Tuesday, November 13, 2012

"Upper Middle Brow" and Suspicious Hermeneutics

I'm frustrated with a series of short cultural analyses I've read today. It all starts with an essay by William Deresiewicz entitled "Upper Middle Brow," in which the author attempts to identify a strand of culture-production designed to "make consciousness safe for the upper middle class" by "approving our feelings and reinforcing our prejudices." A step above "midcult" (a term I hate and thought had fallen out of fashion), "upper middle brow" consists of cultural products that possess "excellence, intelligence, and integrity," but that "always let us off the hook" by failing to disrupt our assumptions and challenge us. The "us" in question refers to a nearly-new creative class of college- and postgraduate-educated professionals whose tastes verge on the downright literary.

Who is implicated in this sophisticated, stylish, post-ironic pat-on-the-back party? Apparently: Jonathan Lethem, The New Yorker, Wes Anderson, This American Life, Lost in Translation, and GIRLS. Also, "the films that should have won the Oscars." But not all of them—a handy list of midcult artifacts ("peddling uplift in the guise of big ideas") includes Malick's Tree of Life. Who else is on the midcult list? Franzen, Jonathan Safran-Foer, Middlesex. (Just separating Lethem from this company seems a microscopically fine exercise in hairsplitting, and attenuates the explanatory power of the typology.)

So what does Deresiewicz suggest as an antidote? Upper middle brow is, after all, a problem framed in a way that implies a particular solution. The suggestion he offers is that we need a return to an art that will "disturb [our] self-delight", because we are "engorged on our own virtue" and allowed, by our choices of aesthetic consumption, to remain complacent and untroubled.

Friday, November 2, 2012

Hyperbole, in Good Faith


A friend of mine used to accuse me of falling into hyperbole when describing items of interest in my life. “No,” I swore, “I don’t mean to exaggerate, I’m giving you a true record of my experience—it was truly, superlatively [adjective]!” This little essay is an attempt to get at possible motivations for spending big words on little things, while also offering a hesitant typology.

Friday, October 26, 2012

American Life, Redux

I am back—both in the States and on the blog. Seeing as I'm unemployed, I intend to return to semi-regular postings for supercurriculum. I hope you find it worthwhile!

The new apartment address—in case of parcels, visits, or otherwise—is:


Martyn Jones
2707 N. Kedzie Ave.
Unit 2
Chicago, IL 60647
USA


Thanks for reading, everyone. You're the greatest.

Thursday, October 25, 2012

Steaks on a Plane




"Excuse me, sir, could I please see your boarding pass?"

I looked up from my laptop, instinctively tightening my feet around my bag and placing a hand on my rollaway. A woman in my airline's uniform with disarmingly large Persian eyes stood waiting for my response.

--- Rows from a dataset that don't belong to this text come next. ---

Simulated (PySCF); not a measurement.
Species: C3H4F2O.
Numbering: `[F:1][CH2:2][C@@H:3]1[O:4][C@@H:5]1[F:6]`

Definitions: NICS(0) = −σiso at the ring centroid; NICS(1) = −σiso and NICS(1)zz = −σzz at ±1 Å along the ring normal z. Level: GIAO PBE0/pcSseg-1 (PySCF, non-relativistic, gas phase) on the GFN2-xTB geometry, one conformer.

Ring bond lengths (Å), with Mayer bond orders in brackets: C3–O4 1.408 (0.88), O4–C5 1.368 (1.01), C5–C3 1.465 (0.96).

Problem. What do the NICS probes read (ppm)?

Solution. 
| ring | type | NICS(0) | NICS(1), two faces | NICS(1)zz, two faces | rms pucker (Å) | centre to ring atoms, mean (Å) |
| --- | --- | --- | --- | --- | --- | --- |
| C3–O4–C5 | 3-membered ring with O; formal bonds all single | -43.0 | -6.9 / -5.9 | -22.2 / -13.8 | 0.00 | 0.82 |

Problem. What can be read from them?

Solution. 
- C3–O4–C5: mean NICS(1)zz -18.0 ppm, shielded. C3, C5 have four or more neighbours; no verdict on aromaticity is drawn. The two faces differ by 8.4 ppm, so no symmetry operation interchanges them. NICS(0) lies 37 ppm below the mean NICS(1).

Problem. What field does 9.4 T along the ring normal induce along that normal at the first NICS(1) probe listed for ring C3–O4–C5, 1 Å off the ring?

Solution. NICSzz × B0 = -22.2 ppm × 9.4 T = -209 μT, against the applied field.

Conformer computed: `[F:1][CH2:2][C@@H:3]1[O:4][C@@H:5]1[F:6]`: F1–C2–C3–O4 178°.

"Um, yeah sure, just a sec."

I handed it to her out of my shirt pocket, and waited to be told that I would need to go back to American Customs Pre-Clearance to sort out the ambiguities I'd inadvertently penned into my information card.

She eyed my ticket. "Please bear with me for a moment, sir." Then she walked away. I closed my computer, watched the desk under the sign for GATE 105, and thought about what a great story I'd have if I were detained in Dublin for the whole weekend by customs agents perplexed by my inconsistent passport use on flights to and from the US.

I ended up with a different story, however. My flight attendant returned and looked at me with her huge eyes. "Sorry about the confusion, sir. You'd gotten an upgrade and we wanted to make sure it was printed on your ticket." She handed me my boarding pass and I looked at it, then back up at her. "Wait a second—I'm sorry, what does this mean?" I must have misunderstood the word printed in place of "Economy" in the lower right corner, next to the almost-certainly misprinted "SEAT 3G". She replied, "It means you are now flying business class." She turned on her heel and walked away.  I smiled, caught myself, furrowed my brow, and smiled again, unable to bury my excitement.

So it begins: the story of a wide-eyed midwestern boy's adventure behind the business class curtain. 

Saturday, June 9, 2012

The Really Real and the Really, Truly, Indubitably Real

I went for a run today in the rain. By the time I got back to my building the sun had come out. With my contacts in, I was able to see a lot of detail in things that would otherwise be obscured by my glasses. I don't know if crumbled concrete and a rotting white door are proper objects of wonder, but here we are.

I was cooling down, walking and stretching, when my mind quietly seized. In the clouds and trees, even in the brick buildings and cobblestone parking lots, I saw a desert open up. Everything was a flat, consistent plane, each surface equally opaque and continuous with every other. There was a kind of inscrutable hiddenness in everything.

In this state I prayed. I asked God for a sign that this was his work. By the end of my silent prayer, everything had become a surface—not just the sights of things, but their sounds, smells, feels. My mind became a point suspended in something I know not what. I turned around like a baby in utero, looking at a world made strange.

I don't know if God answered my prayer in a way I could understand, but my heightened sense of alienation at least reopened a window that's been shut for a long time. Here's the view, familiar enough: my little brain does its best to dance over the surfaces of things, and is satisfied with a cursory knowledge of the contours they present to me. It cannot, however, open a door into a stone, or touch the life that animates an olive tree. My brain can only gesture at reality at a slant, and ponder it from a distance. Perhaps otherwise it would be consumed—or simply fall silent, like the collapsing body of the man who tried to steady the ark with his bare hand.

Maybe it really is true, that everything we think or say is essentially and most truly about what we cannot think and can never say. Who could know? And could she say it if she did know?

Saturday, June 2, 2012

Opa Leijs, 1924-2012

Yesterday I helped to lay my grandfather into the ground. We led the narrow pine casket over a gravel pathway, following a towering man in a waistcoat who gave us instructions in clear, formal diction at each stage of the procession to the plot where Opa was to be interred. After arriving there, we hoisted the coffin off its wheeled platform and placed it on a pair of steel wires that stretched over the grave. An attendant in a black suit pulled a long tool out of a hedge and pressed its end into the ground above the plot. The coffin descended, rocking gently on its cables. There was silence except for the wind and the whirr of the unseen lowering mechanism. Each family paid its respects and walked with crunching steps back to the main building.

Sunday, May 20, 2012

Crucible

Radio silence until June 1. The thesis and three papers are all due on May 29. May God have mercy on our souls.